- Apr 11, 2009
- Reaction score
- Greensboro, NC
It seems inevitable that the Redskins will select a young QB in the 2019 draft. Alex Smith's future hangs by a thread. The only certainty is that he will not suit up in 2019. That leaves the Skins with an unproven and injury prone Colt McCoy, and...well...some other guys. With Jay Gruden's job on the line, and the Redskins fanbase mired in doom and gloom, drafting a youngster to lead the way in the future seems like an imperative.
And don't believe the pundits. This is a great year to do so. While it's true that many of the marquee talents at QB may not be available in this draft, don't be mistaken. There is talent to be had. And in a rare scenario, most of the teams drafting ahead of the Washington Redskins in Round 1 are seemingly set at the most important position on the roster. The Redskins have two choices. Draft one of a handful of more highly touted stars with their first pick, or try and beat the Vegas odds by picking up that hidden gem in later rounds.

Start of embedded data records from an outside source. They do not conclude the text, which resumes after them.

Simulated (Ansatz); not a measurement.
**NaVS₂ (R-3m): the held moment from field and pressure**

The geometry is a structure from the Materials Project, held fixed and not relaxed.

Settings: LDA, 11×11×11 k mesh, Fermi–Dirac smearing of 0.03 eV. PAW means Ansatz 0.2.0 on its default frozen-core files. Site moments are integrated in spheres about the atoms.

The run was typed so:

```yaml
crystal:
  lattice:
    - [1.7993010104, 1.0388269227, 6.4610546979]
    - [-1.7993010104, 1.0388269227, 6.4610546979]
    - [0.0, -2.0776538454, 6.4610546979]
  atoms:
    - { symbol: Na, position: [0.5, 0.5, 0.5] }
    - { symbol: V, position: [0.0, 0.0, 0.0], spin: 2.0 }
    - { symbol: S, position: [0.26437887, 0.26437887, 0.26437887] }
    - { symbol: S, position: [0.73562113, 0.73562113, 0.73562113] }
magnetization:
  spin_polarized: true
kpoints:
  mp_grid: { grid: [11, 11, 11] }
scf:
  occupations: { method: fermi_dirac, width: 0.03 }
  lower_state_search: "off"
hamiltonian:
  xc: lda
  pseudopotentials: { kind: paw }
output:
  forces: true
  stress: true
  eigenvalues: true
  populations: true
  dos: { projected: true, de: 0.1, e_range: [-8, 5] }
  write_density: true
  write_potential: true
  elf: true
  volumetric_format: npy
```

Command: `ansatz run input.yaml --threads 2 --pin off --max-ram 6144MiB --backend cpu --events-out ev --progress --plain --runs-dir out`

Our first pre-draft QB battle is a perfect matchup of two such choices as we compare projected first round pick Duke's Daniel Jones to a far less heralded QB in Boise State's Brett Rypien. Let's take a look at the measureables and some draft profile projections before the bell rings and we get down to the nitty gritty.
Height: 6' 5"
Weight: 220 lbs
Career Passing Yards (3 seasons): 8,201 (2,734/season)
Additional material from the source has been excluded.